Does the series $\sum_{n=1}^{\infty}\sin\left(2\pi\sqrt{n^2+\alpha^2\sin n+(-1)^n}\right)$ converge?

Question

Let $\alpha$ be such that $0\leq \alpha \leq 1$. Since $\sin n$ has no limit as $n$ tends to $\infty$, I'm having trouble with finding if the series $$\sum_{n=1}^{\infty}\sin \left(2\pi\sqrt{n^2+\alpha^2\sin n+(-1)^n}\right)$$ is convergent? Thanks.

Answer 1

This series is convergent.

As $n$ tends to $+\infty$, we may write $$ \begin{align} u_n &:=\sin \left( 2\pi \sqrt{n^2+\alpha^2 \sin n+(-1)^n}\right)\\\\ &=\sin \left( 2\pi n \:\sqrt{1+\frac{\alpha^2\sin n}{n^2}+\frac{(-1)^n}{n^2}}\right)\\\\ &=\sin \left( 2\pi n \:\left(1+\frac{\alpha^2\sin n}{2n^2}+\frac{(-1)^n}{2n^2}+\mathcal{O}\left(\frac{1}{n^4}\right)\right)\right)\\\\ &=\sin \left( 2\pi n +\frac{\pi\alpha^2\sin n}{n}+\frac{\pi(-1)^n}{n}+\mathcal{O}\left(\frac{1}{n^3}\right)\right)\\\\ &=\sin \left(\frac{\pi\alpha^2\sin n}{n}+\frac{\pi(-1)^n}{n}+\mathcal{O}\left(\frac{1}{n^3}\right)\right)\\\\ &=\frac{\pi\alpha^2\sin n}{n}+\frac{\pi(-1)^n}{n}+\mathcal{O}\left(\frac{1}{n^3}\right) \end{align} $$ Now recall that $\displaystyle \sum_{n=1}^{+\infty}\frac{\sin n}{n}$ is convergent, moreover $$ \sum_{n=1}^{+\infty}\frac{\sin n}{n}=\Im\sum_{n=1}^{+\infty}\frac{e^{in}}{n}=\Im\left(-\log(1-e^i)\right)=\frac{\pi-1}{2}. $$ Then it is clear that your initial series $\displaystyle \sum_{n=1}^{+\infty} u_n $ is convergent, being the sum of convergent series.

Answer 2

For simplicity, let $a_n = \alpha^2 \sin n + (-1)^n$. Notice that since $\sin$ has period $2\pi$,

$$\sin \left( 2\pi \sqrt{n^2 + a_n} \right) = \sin \left( 2\pi \sqrt{n^2 + a_n} - 2\pi n \right) = \sin \frac {4\pi^2 (\sqrt{n^2 + a_n})^2 - 4\pi^2 n^2} {2\pi \sqrt{n^2 + a_n} + 2\pi n} = \\ \sin \frac {4\pi^2 a_n} {2\pi \sqrt{n^2 + a_n} + 2\pi n} ,$$

therefore your series becomes

$$\sum \limits _{n \ge 1} \sin \frac {4\pi^2 a_n} {2\pi \sqrt{n^2 + a_n} + 2\pi n} .$$

Let us study the fraction inside the sine. Since

$$| a_n | = | \alpha^2 \sin n + (-1)^n | \le \alpha^2 + 1$$

and $\alpha$ is a constant, we deduce that the numerator is bounded. The denominator, on the other hand, tends to $\infty$, so the whole fraction will tend to $0$. In particular, there exist $n_0$ such that for $n \ge n_0$ the fraction will stay in $[0, \frac \pi 2]$, so its sine will be positive.

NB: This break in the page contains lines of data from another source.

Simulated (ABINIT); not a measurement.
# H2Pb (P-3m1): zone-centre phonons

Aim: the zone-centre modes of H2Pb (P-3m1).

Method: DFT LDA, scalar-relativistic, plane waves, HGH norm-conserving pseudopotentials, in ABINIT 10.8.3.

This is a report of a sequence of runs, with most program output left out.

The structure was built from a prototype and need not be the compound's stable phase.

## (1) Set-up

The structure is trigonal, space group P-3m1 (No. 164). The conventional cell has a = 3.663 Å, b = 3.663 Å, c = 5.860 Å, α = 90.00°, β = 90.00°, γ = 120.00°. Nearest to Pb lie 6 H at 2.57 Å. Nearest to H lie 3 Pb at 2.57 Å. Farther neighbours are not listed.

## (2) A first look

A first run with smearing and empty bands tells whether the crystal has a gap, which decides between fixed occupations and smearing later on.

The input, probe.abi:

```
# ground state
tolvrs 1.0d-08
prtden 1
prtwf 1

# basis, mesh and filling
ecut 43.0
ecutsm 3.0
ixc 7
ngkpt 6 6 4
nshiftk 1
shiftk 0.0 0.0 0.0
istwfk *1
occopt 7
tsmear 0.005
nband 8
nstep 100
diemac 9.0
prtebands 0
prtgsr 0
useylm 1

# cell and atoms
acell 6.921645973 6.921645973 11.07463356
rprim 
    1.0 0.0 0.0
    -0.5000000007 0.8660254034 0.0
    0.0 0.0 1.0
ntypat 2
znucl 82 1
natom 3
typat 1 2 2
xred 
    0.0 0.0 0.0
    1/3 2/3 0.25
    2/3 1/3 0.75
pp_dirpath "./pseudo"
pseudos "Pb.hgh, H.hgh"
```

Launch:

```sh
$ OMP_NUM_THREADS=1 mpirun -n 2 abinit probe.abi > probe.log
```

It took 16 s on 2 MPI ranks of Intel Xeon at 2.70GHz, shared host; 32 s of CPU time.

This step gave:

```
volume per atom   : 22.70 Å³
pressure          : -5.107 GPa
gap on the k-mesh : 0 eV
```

This allows us to use the limit comparison test to "drop" the sine, i.e. we deduce that the series has the same behaviour as

$$\sum \limits _{n \ge 1} \frac {4\pi^2 a_n} {2\pi \sqrt{n^2 + a_n} + 2\pi n} $$

(we use that if $x_n \to 0$, then $\dfrac {\sin x_n} {x_n} \to 1$).

Dropping those annoying constants and keeping in mind that $a_n$ is bounded, we can use the same test again to further simplify the denominator and obtain

$$\sum \limits _{n \ge 1} \frac {a_n} n .$$

Expanding this, we get

$$\alpha^2 \sum \limits _{n \ge 1} \frac {\sin n} n + \sum \limits _{n \ge 1} \frac {(-1)^n} n .$$

The first series is convergent by Abel-Dirichlet's test (this has been shown several times on MSE), while the second one is clearly convergent by Leibniz's test.